The IBM PowerNP family of network processors are advanced, programmable, high-performance solutions for the most demanding networking applications. The products can help network equipment manufacturers introduce new services through software changes, rather than costly hardware upgrades. The software enhancements being announced today include new features that support the latest version of Internet Protocol (IP), improved use of existing communications bandwidth and software development tools to make it easier for customers to program for the PowerNP.

"Our new software offerings are all about helping customers reduce development costs, risk and time to market," said Armando Garcia, vice president, network processors, IBM Microelectronics. "And with new software from companies who have worked closely with IBM, we've got the most complete set of ready-to-run network processor offerings available in the industry."

The new network processor software from IBM includes TCP and SCTP Termination modules, which provide a programming interface for customer applications to enable network processor applications such as load balancers, SAN multiprotocol routers and wireless infrastructure devices. The termination modules consist of a TCP or SCTP stack implemented to run entirely on a network processor. The termination modules provide a sockets-like interface for customer applications such as load balancers. The implementations support large numbers of simultaneously active connections with high connection transition rates. The ability to terminate connections in network processors is a paradigm shift that allows application of network processors into a variety of new applications. These modules are planned to be available in Q1 2003.

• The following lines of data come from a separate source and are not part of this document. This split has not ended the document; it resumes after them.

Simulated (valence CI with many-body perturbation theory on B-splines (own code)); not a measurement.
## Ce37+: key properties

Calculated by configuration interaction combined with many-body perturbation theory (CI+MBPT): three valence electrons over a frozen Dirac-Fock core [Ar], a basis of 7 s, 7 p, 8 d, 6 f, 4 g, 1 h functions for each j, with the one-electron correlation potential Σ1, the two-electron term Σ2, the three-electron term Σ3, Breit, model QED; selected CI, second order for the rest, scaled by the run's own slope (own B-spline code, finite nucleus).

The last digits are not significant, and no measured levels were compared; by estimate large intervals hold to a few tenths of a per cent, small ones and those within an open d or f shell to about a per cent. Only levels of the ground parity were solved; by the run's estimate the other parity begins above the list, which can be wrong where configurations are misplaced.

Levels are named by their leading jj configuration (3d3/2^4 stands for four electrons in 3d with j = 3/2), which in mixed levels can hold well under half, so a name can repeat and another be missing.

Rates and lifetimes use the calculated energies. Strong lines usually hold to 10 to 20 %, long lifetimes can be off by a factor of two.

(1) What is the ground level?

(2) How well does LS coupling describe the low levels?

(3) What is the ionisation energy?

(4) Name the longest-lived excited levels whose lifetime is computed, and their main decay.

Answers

In addition, IBM announced immediate availability of an IPv6 forwarding sample that can be used in core/edge routers and wireless infrastructure devices. IBM also introduced an implementation of its patented Bandwidth Allocation Technology (BAT). BAT is an adaptive flow control algorithm that provides fair and efficient use of bandwidth and is easier to configure than existing flow control algorithms such as WRED. BAT allows service providers to deliver committed levels of quality of service that can be easily deployed and managed. BAT implementation is available now and only on the PowerNP family of network processors.

The new development tools from IBM include an optimizing C compiler for the network processors, which is available immediately. IBM also announced an enhanced source-level debugger that adds support for C and an easy to use graphical user interface. The debugger is planned to be available from IBM in Q4 2002. With this announcement IBM now offers a complete high level language and assembly development environment for quick prototypes and high performance production applications for the PowerNP network processors.

In addition to IBM's new network processor software, Silicon & Software Systems (S3) announced ATM and Load Balancer software, which has been validated for use with IBM PowerNP as a part of the Ready for IBM Technology program. The ATM software allows easy implementation of PowerNP into DSLAMs and wireless infrastructure devices. The load balancer software is a reference application for OEM's designing devices for data centers.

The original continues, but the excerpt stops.